2013-04-22 Thread Thomas Goirand
On 04/20/2013 07:37 PM, Daniel Pocock wrote:
> I came across this on Planet Debian
>
> http://rb.doesntexist.org/blog//posts/lack_of_cooperation_from_ubuntu/
>
> I'm guessing that Ubuntu may not have pushed the changes to sid because
> of the freeze, that may well be the answer to Rogério's questions.

Thinking that this is the only reason is very naive. It's simply not the
case.

In some areas, Canonical guys believe they need to differentiate, even
if that means making the life of maintainers of both distributions harder.
The areas are where they focus commercially: cloud computing stacks,
desktop with Unity and MIR, and I guess soon phone and TV sets.

These are commercial decisions on some very specific parts of Ubuntu
though, and we shall care to not at all generalize this sentiment. I am
not aware that this is the case with MongoDB though, but it could well
be, since that is in the cloud thingy, which Canonical is deeply involved
commercially. It also well could be that Ubuntu maintainers are just busy,
and/or didn't care enough (eg: this could be an individual issue rather
than a company policy). Hard to know, really...

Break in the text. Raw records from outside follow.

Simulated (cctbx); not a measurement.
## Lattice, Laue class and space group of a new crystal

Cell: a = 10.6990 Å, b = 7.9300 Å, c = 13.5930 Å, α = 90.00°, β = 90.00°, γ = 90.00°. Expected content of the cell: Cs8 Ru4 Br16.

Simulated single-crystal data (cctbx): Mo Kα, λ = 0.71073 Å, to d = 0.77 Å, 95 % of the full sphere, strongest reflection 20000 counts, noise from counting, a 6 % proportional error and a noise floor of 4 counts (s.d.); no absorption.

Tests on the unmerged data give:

We shouldn't think too bad about such corporate decisions, this is a
commercial entity that we are dealing with, and it is very normal that
they do have an agenda (and releasing on time is always part of this
agenda).

So don't try to guess. Just remember such things can happen, and try
to deal with it in the best way possible, trying to push for more
collaboration when you can. That is the policy that I am trying to apply
to myself, and I hope it will be appreciated from both sides (eg: Debian
and Ubuntu) in the long run.

> Nonetheless, with derivatives and Debian itself having different release
> cycles, and wearing my upstream developer hat, I can't help wondering:
> how can upstreams ensure that the freshest versions of their package
> propagate to the derivatives without duplicating effort?

IMO, they can't. It is an endless effort. Though the most easy way is
to do the work in Debian so that it has more chances to propagate
in all derivatives.

> For example, to respect the Debian release process, I've avoided
> uploading the latest versions of my packages to sid, so it appears that
> newer versions of those packages missed the boat when Ubuntu started
> their freeze.

As others stated, you should have uploaded these to Experimental.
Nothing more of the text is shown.